What Is Risk?
For example: Whenever you go out of your house the parents are worried that the possibility of accident on roads. Risk of accident is involved.
As & when you go to attend marriage of your relative out of town along with your family members and you lock your house and your parents always feel risk of theft.
Risk has been defined as the possibility of occurrence of an unfavourable deviation from the expected i.e. what you want to happen does not happen or vice versa what you do not want to happen, happens. When such unexpected events occur there is invariably a sense of loss, which may or may not be measurable in terms of money. When your vehicle gets unexpectedly stolen there is a monitory loss but if your Favourite pet dies unexpectedly you feel a great loss but this loss is not measurable. Since an unfavourable deviation from the expected always results in loss, we can also define risk as the possibility of occurrence of loss.

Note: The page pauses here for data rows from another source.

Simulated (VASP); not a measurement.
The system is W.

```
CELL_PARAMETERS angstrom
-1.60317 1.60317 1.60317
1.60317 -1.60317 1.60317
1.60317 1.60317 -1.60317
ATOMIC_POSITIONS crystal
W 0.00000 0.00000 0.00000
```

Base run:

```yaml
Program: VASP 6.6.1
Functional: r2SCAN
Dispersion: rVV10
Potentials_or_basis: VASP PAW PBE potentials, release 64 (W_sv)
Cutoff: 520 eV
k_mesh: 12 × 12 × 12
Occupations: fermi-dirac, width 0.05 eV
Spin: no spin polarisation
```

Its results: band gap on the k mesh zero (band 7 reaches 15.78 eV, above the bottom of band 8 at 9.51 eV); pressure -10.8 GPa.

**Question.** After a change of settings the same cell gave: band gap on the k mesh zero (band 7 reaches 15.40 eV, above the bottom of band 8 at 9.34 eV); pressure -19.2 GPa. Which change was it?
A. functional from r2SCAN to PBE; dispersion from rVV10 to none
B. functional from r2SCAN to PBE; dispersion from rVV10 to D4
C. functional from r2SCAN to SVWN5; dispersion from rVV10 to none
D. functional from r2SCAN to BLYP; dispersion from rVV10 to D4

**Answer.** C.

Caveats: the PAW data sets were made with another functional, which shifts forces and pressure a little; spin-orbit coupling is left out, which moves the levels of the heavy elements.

Our expectations are mostly positive. We expect our car to be exactly where it was parked in the same condition as when we left it and are unpleasantly surprised if we find it is not there or that it has been damaged when we return. Once we realize that our expectations are less than certain and that actual events may differ from what we expected, uncertainty creeps into the mind and uncertainty is something, which most people are not comfortable with.
The knowledge of risk and its potential to cause loss creates uncertainty and gives rise to a feeling of insecurity which leads to worry amongst people and once they are worried enough they will give the problem some thought and try to find a solution, and this is where Insurance comes in.
A man is aware that he may die unexpectedly and is worried that in case such an event does happen his family will have to face a lot of hardship and so to mitigate his worry he goes in for life Insurance. Another person may be aware that there is a possibility of his vehicle meeting with an accident and is worried that he may not be in a position to afford its replacement or repair therefore he opts for Motor Insurance. Insurance provides a means for reducing the adverse impact of unexpected losses and lessen the worry factor letting a person breathe more easy.
Worry, insecurity and uncertainty are all very negative factors, which adversely affect the output or performance of individuals or even business houses.
A worker who is insecure in his job and is worried by this insecurity will be less productive than his counterpart who is secure. Worry not only leads to reduced production resulting in higher cost but it can also be the cause of accidents as worried workers are more likely to be careless than those who are concentrating on their duties.
Even Business houses when they are uncertain about the future may not be willing to invest more.
Thus we see that Risk with its resultants uncertainty, insecurity and worry definitely have an economic and a psychological cost.